The Future of Relational Database Management Systems
There’s been a lot of buzz around cloud computing with Google’s new App Engine environment. I’m not going to discuss the merits or issues with their new product and instead focus on the fact that they’re giving developers access to the BigTable via its DataStore.
This is the second major player to release access to an internal storage system that’s document based, Amazon’s SimpleDB being the other. In the open-source space we have CouchDB which is a distributed database that’s completely document based. I see a definite trend from creating databases with relationships to store everything in one big blob.

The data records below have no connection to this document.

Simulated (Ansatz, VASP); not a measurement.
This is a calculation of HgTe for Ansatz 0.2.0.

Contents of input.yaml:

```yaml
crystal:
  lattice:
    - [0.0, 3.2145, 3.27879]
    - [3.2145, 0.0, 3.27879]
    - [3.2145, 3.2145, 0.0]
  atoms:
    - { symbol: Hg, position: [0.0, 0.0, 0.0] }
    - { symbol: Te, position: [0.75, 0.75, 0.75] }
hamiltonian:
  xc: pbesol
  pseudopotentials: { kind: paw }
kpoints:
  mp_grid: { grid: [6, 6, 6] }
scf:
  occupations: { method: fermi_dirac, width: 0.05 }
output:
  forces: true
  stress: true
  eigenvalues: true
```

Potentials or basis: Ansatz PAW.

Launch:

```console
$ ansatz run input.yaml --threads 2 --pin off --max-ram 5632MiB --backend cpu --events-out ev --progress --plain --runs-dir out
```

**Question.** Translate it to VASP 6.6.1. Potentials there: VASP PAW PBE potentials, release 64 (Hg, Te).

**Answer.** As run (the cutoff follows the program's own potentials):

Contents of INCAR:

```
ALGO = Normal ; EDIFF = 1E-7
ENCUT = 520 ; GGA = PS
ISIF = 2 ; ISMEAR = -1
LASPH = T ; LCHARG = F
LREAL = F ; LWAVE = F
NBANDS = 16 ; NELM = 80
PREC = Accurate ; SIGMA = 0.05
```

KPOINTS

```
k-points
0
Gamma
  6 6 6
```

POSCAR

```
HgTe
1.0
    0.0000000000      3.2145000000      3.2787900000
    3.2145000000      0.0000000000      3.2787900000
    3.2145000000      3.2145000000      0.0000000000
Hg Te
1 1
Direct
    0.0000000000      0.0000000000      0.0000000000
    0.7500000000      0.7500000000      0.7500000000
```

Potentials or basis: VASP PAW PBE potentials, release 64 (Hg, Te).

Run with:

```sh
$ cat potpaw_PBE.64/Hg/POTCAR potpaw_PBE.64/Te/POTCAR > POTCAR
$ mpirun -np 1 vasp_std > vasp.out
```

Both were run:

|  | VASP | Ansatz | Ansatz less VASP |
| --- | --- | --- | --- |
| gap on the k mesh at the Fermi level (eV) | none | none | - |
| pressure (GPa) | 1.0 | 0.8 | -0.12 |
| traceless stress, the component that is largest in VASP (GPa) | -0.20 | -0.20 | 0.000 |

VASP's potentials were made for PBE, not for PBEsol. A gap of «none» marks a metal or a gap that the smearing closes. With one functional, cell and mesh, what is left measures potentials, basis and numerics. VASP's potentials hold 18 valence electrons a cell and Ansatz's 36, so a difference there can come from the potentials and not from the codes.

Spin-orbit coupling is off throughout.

And this makes sense. There are three motivators for normalized databases: reducing storage space, reducing processing required to find multiple instances of data, reducing number of places to update when something changes. The first two are hardware related. Computers and disks are ridiculously fast and cheap right now. For less than $10k you can have a machine that can outpace a half million dollar machine from less than a decade ago.
That leaves having to update multiple places when you change data. This is a technology problem and one that a lot of developers will recognize. It looks eerily similar to what we’ve been doing with caches for a long time. We grab the data, cache it the way we want, then retrieve that and ignore the shiny RDBMS that we have.
The problem with this is the same one you face with updating data in a de-normalized database. The default way is to just timeout and grab data after its old enough that we consider it stale. It’s rudimentary, but works. The next step is having your data layer smart enough to expire the cache itself when it changes. Taking that further you end up with code that expires and primes the cache whenever there’s an update.
Any route you take with caching, you end up with two data layers, the raw, relational database and the cached views of it. So it seems that document databases are the next logical step. Instead of creating this layer on top of you data to cache it, just store it as blob of data.
The one thing I haven’t seen yet with these document-based systems is some sort of trigger mechanism in place, though, to make changes in one place ripple through the system. That can exist at the database level or the ORM level. It just has to be transparent to the developer.
Another interesting approach is what MySQL is planning for MySQL 6. They’ll have communication with memcached from within MySQL via a user-defined function (UDF). There’s already a project on forge.mysql.com that brings this functionality, but its still in alpha. Something like this coupled with the use of triggers could address these issues completely by making the MySQL server simply a data storage and backup mechanism that you only touch during development.